The decision coincides with the launch of Preferred’s product range, which has no income multiples and includes enhanced adverse criteria, including the introduction of a near-prime extra level, discounted rates from 4.06 per cent and a two-year fixed rate starting at 5.14 per cent with no extended tie-in. Its ‘either or’ option has also been extended to its light range.
Roger Taylor, director of sales and marketing at Preferred, said: “A set income multiple formula does not take into consideration an individual’s personal circumstances, such as any existing outgoings. Calculating someone’s ability to repay based on affordability is a much fairer and more accurate representation; the crucial factor is that they can afford to repay the loan.”

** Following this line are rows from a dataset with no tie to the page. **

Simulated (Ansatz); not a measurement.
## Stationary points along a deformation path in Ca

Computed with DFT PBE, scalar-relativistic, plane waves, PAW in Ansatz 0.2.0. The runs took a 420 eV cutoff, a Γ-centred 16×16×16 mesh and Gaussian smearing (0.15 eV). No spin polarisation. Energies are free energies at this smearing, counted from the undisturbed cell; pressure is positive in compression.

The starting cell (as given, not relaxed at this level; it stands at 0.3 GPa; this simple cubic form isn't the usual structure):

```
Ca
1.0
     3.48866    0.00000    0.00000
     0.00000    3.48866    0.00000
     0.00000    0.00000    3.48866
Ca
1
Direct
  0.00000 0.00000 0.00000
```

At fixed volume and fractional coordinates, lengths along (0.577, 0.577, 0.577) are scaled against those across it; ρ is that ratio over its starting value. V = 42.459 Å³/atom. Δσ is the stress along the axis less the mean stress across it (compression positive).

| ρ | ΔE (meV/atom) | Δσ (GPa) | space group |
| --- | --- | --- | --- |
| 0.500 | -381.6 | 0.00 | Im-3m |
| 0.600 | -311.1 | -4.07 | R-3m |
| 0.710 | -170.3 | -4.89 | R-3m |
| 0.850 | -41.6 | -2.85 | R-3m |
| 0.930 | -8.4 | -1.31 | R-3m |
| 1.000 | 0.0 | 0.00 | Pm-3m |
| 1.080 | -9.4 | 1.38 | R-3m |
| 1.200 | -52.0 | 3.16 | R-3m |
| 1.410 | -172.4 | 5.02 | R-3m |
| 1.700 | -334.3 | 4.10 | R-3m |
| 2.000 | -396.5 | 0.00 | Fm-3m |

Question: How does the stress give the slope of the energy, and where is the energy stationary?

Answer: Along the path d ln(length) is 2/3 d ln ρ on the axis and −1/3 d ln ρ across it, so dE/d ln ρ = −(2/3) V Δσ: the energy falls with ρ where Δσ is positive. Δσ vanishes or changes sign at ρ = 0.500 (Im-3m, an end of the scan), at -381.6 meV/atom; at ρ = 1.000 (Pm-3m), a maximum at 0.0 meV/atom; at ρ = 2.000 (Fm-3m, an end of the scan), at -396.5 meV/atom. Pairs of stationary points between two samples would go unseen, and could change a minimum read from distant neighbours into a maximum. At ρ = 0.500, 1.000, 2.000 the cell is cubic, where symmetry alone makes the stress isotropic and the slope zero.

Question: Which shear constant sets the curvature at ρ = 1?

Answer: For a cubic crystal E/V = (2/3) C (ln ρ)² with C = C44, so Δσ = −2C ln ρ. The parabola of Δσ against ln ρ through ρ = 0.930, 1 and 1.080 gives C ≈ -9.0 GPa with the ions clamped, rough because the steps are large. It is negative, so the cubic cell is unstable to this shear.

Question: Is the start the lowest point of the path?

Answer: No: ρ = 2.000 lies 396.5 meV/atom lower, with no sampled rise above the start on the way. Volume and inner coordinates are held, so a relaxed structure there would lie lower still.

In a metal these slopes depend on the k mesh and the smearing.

Intermediaries can use Preferred’s online affordability calculator to see the maximum their customers can borrow. Taylor said: “Our calculator gives intermediaries a quick but accurate response to the two most important questions: ‘How much can my customer borrow?’ and ‘Can they afford the proposed repayments?’ It provides intermediaries with peace of mind that the application being submitted fits our affordability criteria.”
Sheridan Bradley, mortgage adviser for Lodemead, said: “I think it’s a good idea. Affordability is very useful, as many people, like the self-employed, have income coming in from different sources. The problem then becomes that people have the money, but can’t show where it’s coming from, unlike those on £30-40,000 a year. I’d like to think other companies will follow their example, but it’s impossible to say whether it will become standard.”
Taylor added: “The decision to remove income multiples further reflects Preferred’s flexible approach to underwriting. These enhancements demonstrate our commitment to continually improve our products and the service levels we offer.”